GPU621 Team Wired
Contents
OpenMP Profiler
Team Members
Setup
Download
Download the current release here: http://www.ompp-tool.com/downloads.html
The user manual is also available from this downloads page.
Environment
The operating system used was Ubuntu version 16.04.1 running within a virtual machine.
The compiler used was GCC, which came installed with the Ubuntu operating system. However, OpenMP profiler can be used with any compiler that supports OpenMP.
Installation
Extract the files from the archive downloaded from the ompp downloads page. The location they are extracted to does not matter, as they are temporary and can be deleted after the installation is complete.
Open “Makefile.defs” with a text editor of your choice.
● Fill in the INSTDIR variable with the path to the folder you want to install ompp in. For example, mine was:
INSTDIR=/home/dylan/Desktop/ompp
● Set the OpenMP C/C++ compiler variable to the compiler you want to use to build ompp. If you are using GCC then it will look like this:
OMPCC=gcc
● Lastly, set the flag for your chosen compiler which enable OpenMP compilation. For GCC this flag was:
OMPFLAG=-fopenmp
After making these changes, you are ready to build ompp.
Run “make” and “make install”. If there were no errors, the folder which you specified for INSTDIR should be populated by the ompp build output files.
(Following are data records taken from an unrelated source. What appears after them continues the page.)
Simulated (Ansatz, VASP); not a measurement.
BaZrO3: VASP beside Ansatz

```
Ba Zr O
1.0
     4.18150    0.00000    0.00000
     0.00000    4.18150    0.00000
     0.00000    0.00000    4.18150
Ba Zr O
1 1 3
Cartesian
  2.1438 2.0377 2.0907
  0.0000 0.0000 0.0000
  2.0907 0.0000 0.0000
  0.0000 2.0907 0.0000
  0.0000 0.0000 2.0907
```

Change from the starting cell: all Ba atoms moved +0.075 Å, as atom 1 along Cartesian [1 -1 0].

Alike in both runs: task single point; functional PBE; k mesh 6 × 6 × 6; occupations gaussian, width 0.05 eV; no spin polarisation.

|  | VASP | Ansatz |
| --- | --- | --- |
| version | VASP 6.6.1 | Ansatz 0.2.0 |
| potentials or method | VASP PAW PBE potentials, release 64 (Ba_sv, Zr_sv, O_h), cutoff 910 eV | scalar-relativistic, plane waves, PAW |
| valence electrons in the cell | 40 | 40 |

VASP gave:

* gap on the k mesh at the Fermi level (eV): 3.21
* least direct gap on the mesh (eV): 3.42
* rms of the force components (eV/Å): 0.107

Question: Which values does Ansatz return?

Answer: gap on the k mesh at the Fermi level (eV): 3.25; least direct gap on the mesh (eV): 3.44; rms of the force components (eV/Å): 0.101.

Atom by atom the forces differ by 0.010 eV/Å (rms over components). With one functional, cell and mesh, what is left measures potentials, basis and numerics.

The last step is to add ompp to your path. Run
export PATH=$PATH:{install directory}/bin
where {install directory} is the path you specified for INSTDIR. For example: “export PATH=$PATH:/home/dylan/Desktop/ompp/bin”
Compiling and Running an OpenMP program
Now that ompp is installed and added to your path, you can proceed to compile and execute an OpenMP program.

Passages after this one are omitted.